The Ivy’s Barbed Embrace
Thousands of American Jewish households were on edge this month awaiting a special guest. No, it wasn’t Elijah the Prophet. It was the college admissions office. Will Chloe and Jonah be headed for Princeton next fall? Or have they set their sights on Harvard? Yale? The University of Michigan, or is it Wellesley? What about Bowdoin? Bowdoin?!
While the future collegians of America — and their parents — fret and fume, the more seasoned citizenry among us watch with something approaching amazement. It wasn’t so long ago that our decision of where to go to school had less to do with aspiration than it did with geography or the G.I. Bill, with finances or the unpleasant reality of quotas. But these days, that all seems as antiquated as a rotary telephone. There’s little, if anything, stopping our children from going wherever they please. That’s very good news, I suppose, a testament to the freedom, abundance, bounty and expansiveness of America; you might even call it the quintessential American Jewish success story.
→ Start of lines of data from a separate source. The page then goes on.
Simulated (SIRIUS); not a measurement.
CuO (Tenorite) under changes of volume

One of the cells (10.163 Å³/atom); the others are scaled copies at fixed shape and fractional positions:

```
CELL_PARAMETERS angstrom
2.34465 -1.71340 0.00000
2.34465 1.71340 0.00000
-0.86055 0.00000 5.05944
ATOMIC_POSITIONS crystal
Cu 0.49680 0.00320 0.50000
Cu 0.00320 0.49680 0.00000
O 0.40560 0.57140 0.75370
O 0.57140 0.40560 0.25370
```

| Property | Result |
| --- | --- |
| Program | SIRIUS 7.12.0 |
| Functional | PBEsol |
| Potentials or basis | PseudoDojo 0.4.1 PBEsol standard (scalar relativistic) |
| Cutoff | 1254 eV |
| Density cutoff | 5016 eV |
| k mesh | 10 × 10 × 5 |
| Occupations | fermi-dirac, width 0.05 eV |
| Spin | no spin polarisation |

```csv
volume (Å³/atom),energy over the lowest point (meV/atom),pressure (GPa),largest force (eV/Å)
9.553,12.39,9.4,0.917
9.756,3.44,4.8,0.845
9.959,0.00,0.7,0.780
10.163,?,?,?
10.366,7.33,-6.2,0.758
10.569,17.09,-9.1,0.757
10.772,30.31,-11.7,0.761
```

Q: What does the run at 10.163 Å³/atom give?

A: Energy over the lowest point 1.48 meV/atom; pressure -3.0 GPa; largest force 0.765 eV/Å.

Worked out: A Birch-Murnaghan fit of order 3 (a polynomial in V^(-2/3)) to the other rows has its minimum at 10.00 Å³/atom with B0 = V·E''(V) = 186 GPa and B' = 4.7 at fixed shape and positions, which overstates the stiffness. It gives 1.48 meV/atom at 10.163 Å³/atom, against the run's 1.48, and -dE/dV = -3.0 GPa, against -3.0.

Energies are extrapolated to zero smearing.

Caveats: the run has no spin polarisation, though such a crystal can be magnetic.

And yet, that success has come at considerable cost, especially for those American Jews who had the exceptional good fortune back in the day to attend an Ivy League or Seven Sisters school. There they “encountered a world as different from the one [they] had always known… transported there on a magic carpet instead of in a drab day-coach of the Boston & Albany Railroad,” or so recalled Ruth Sapin, a Hoosier who attended Wellesley prior to World War I.
In the absence of a Center for Jewish Life, a Hillel or a Chabad house, the collegiate experiences of these Jewish undergraduates were often rocky, even hurtful. For one thing, numbers were not on their side. When Sapin attended Wellesley, a college she chose “out of photographs in a woman’s magazine,” she was one of only 30 Jewish students among a population of 1,400. Things were only marginally better elsewhere. At Princeton, where the “aim,” explained one contemporary in 1910, “was homogeneity,” the combined presence of Jews and Catholics accounted for just 6% of the freshman class.
Although Sapin, the daughter of Lithuanian immigrants, liked to think that she and her small band of confreres were treated “just like everybody else even though our names aren’t Cabot or Lowell or Lodge,” she reluctantly came to acknowledge a different reality. “Well, not exactly like, I had to admit to myself,” she wrote in a reminiscence of her college days. “No matter what their popularity or ability, Jewesses were never elected to high office” nor did they ever receive a sorority “bid,” and visits to the homes of non-Jewish friends were not nearly as frequent, as “matter of course,” as weekends spent in the company of Jewish ones.
More revealingly still, Sapin was surprised to find that many of her classmates had never before met a real-live Jewish person. “When I first came to college,” she wrote to her parents, “it startled me to meet up with girls from remote Yankee homes who had known no Jews outside the Bible!” They half expected Sapin, she wrote, to “heave a water jug to my shoulders and stride barefoot down the road singing something out of the Psalms.”
Trying valiantly to cut a different kind of figure, one more in tune with Walter Pater’s admonition to “burn with a hard gem-like flame” than with anything found in Psalms, Sapin had very little to do with Jewish life per se. That would soon change, the catalyst an invitation she received from the Harvard Menorah Society to a lecture and reception at the Phillips Brooks House. Impressed by its handsome seal and the quality of the paper on which it was printed — the invitation “had distinction,” she said — Sapin came to know a Harvard group of young men (her future husband, Henry Hurwitz, among them) who took a different tack when responding to the twin challenges of being a Jewish undergraduate.
Instead of pretending to be a Cabot or a Lowell or a Lodge, these Harvard undergraduates embraced their Jewishness, vowing “to accept ourselves — even more perhaps to find ourselves — as Jews in the modern world, without ghettoism and yet with a certain distinction.” Toward that end, they formed the Harvard Menorah Society in 1906. Modeled after the Cercle Français or the Deutscher Verein, this organization sought to engage intellectually with Jewish history and culture even as it provided a socially acceptable basis for confraternity and collegiality. At a time when antisemitic sentiments were commonly heard on university campuses throughout the nation, and even Harvard’s esteemed president, Charles Eliot, was given to grave doubts about the assimilability of the Jews — as a group, they lacked “physical prowess,” he averred — this took some doing. It wasn’t easy to defy stereotypes, to subvert notions of clannishness, to “write poetry, read Verlaine but remember the Friday night candles,” as Harvard undergraduate Harry Starr poignantly wrote to a friend, making a virtue of cultural synthesis. But it wasn’t for want of trying.
Much as we sat around the Seder table this Passover, recalling our ancient past, we’d do just as well, I think, to recall the Harvard Menorah Society and the efforts of earlier generations of Jewish collegians to do right by their Jewishness as well as their studies. After all, it’s thanks in large measure to them that Chloe and Jonah and thousands of other contemporary American Jewish young men and women feel at home in the groves of academe.